NI Water has issued an update to Belfast City Council, revealing that decades of underinvestment in the city's wastewater infrastructure have reached a critical tipping point.
The utility provider confirmed that major elements of the Living With Water Programme (LWWP)—a flagship £1.9 billion plan to modernise Belfast’s drainage—have been paused due to funding cuts during the current PC21 price control period.
The constraints are now directly impacting the city's "delivery readiness" for 2026. According to NI Water, many proposed housing developments and commercial projects in Belfast are currently unable to proceed because the overcapacity network cannot support new connections.
The presentation to councillors detailed a network under severe strain, exacerbated by recent extreme weather events like Storm Chandra in late January 2026:
- Storm Overflows: Of the 192 overflows in Belfast, 156 (over 80%) are classed as unsatisfactory, contributing to recurring pollution.
- Environmental Impact: Wastewater discharges have been identified as the primary source of nutrient pollution in Inner Belfast Lough, leading to algal blooms that threaten both local ecology and socio-economic activity.
- Development Moratoria: While some small-scale funding has unlocked capacity for approximately 5,000 properties since 2024, the broader "moratorium" on new connections remains in place for much of the city.
Despite the pausing of major upgrades, NI Water is progressing £91 million worth of essential maintenance across 30 active schemes in the city. Key projects include:
• £16.9 million total for base maintenance at the main Belfast Wastewater Treatment Works.
• £6.7 million for stormwater storage at Glenmachan Upper Falls.
Dr Stephen Blockwell, Head of Investment Management at NI Water, stressed that the focus must now shift to the PC28 period (2028–2034).
"Short-term injections of funding can help in the immediate term, but they do not provide a sustainable solution for critical infrastructure," he stated. NI Water estimates that £7 billion is required across Northern Ireland to achieve full environmental compliance and resilience.

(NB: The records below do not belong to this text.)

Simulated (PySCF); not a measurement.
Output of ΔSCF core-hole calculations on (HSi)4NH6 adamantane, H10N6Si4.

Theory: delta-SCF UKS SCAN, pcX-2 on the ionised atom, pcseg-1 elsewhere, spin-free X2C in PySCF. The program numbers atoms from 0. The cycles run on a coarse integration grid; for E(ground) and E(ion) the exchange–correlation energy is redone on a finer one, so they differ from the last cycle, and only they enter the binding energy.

The Wastewater Infrastructure Group, representing Northern Ireland’s construction and business sectors, has renewed its call for an Infrastructure Levy. The group estimates that the funding gap for 2026–2030 remains at £1.36 billion, a bottleneck they claim is preventing over 6,000 homes from being built and risking the loss of 2,740 construction jobs.
The group proposes a levy averaging £1.25 per week per household to create a stable, multi-year funding model, arguing that the current reliance on single-year government budgets is "not fit for purpose."